Although lawmakers renewed the ban under the spending measure, animal activists again are racing against the clock. Friday’s bill is only temporary, which is why some lawmakers and advocates are pushing for a permanent legislative solution.
“That’s why we really work to consider authorizing legislation banning horse slaughter as one of our priority pieces of legislation,” Ryan Ososki, policy advisor for the Animal Welfare Institute, said. “So you have a permanent solution to this problem without having to go through the appropriations process every year.”
Activists have found a friend in Rep. Vern Buchanan, a Florida Republican who proposed an amendment last year to block funding for horse slaughter facility inspections. He authored the Safeguard American Food Exports (SAFE) Act, a measure that would prohibit the export of horses to Mexican and Canadian slaughterhouses.
Buchanan, co-chair of the bipartisan Animal Protection Caucus, led the effort to ensure that the ban be included in the spending deal. Twenty lawmakers signed his letter to key congressional leaders, writing that “horse slaughter threatens public health, is strongly opposed by the vast majority of Americans, has no American market and benefits foreign interests.”
Buchanan has pushed for his horse export measure for years. The bill has more than 200 co-sponsors, including seven Texas Democrats, but it has yet to receive a hearing. The Humane Society of the United States estimates that more than 100,000 horses are sent across the border to be slaughtered in Mexico or Canada each year.
“The slaughter of horses for human consumption is a barbaric practice that must end,” Buchanan said in a statement Monday.
And the Humane Society, which supports Buchanan’s bill, says public opinion is on their side. A 2012 poll by the American Society for the Prevention of Cruelty to Animals found that 80 percent of Americans oppose the slaughter of horses for human consumption.
Texas opinion
Although a horse slaughter ban has the support of some Texans, the delegation is divided. In 2015, Rep. Pete Sessions of Dallas was among 13 Republicans who urged House leaders to legalize slaughter in budget negotiations with the Senate. The other side prevailed, and the ban has remained in place.
And in July, all four Texans on the House appropriations panel -- Republicans John Carter of Round Rock, Kay Granger of Fort Worth, and John Culberson of Houston, and Democrat Henry Cuellar of Laredo -- sided with the pro-slaughter forces.
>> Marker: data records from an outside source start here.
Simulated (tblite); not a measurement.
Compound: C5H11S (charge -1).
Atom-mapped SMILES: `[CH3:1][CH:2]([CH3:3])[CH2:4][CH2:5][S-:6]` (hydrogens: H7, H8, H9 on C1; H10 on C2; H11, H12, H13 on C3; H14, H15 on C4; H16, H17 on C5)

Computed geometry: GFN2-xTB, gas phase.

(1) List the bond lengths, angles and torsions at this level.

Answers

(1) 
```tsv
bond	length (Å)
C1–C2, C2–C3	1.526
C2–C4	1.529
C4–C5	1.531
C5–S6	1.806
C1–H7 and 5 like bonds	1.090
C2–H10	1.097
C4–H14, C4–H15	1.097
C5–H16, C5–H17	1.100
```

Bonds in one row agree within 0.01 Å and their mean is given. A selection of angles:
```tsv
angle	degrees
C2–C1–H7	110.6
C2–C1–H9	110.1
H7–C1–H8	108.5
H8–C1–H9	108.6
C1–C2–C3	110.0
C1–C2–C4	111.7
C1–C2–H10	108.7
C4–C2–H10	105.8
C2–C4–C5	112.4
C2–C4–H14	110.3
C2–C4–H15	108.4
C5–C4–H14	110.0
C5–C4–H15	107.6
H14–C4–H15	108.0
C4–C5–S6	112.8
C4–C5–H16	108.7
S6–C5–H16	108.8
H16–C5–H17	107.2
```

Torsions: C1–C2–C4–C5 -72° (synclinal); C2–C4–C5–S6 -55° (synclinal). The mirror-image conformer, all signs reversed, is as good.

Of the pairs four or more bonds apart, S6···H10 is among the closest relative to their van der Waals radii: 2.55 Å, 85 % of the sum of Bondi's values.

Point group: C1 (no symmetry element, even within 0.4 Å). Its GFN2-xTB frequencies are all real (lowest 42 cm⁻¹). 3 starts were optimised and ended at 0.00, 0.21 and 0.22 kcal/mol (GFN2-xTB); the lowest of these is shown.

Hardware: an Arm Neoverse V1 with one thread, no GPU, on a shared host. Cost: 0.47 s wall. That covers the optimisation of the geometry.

Supporters of domestic horse meat production argue that disposing of unwanted horses by cremation or landfill is costly. Owners can get up to $700 for selling an animal to a slaughterhouse across the border, while disposing in a landfill can cost several hundred dollars. Cremation costs up to $1,000.
But animal activists say that’s part of the cost of owning a horse.
“Our feeling is that people who own horses have to take responsibility for them in life and in death,” Blaney said. “If the horse has to be destroyed for some reason...while there’s an expense to that, there’s an expense to keeping a horse."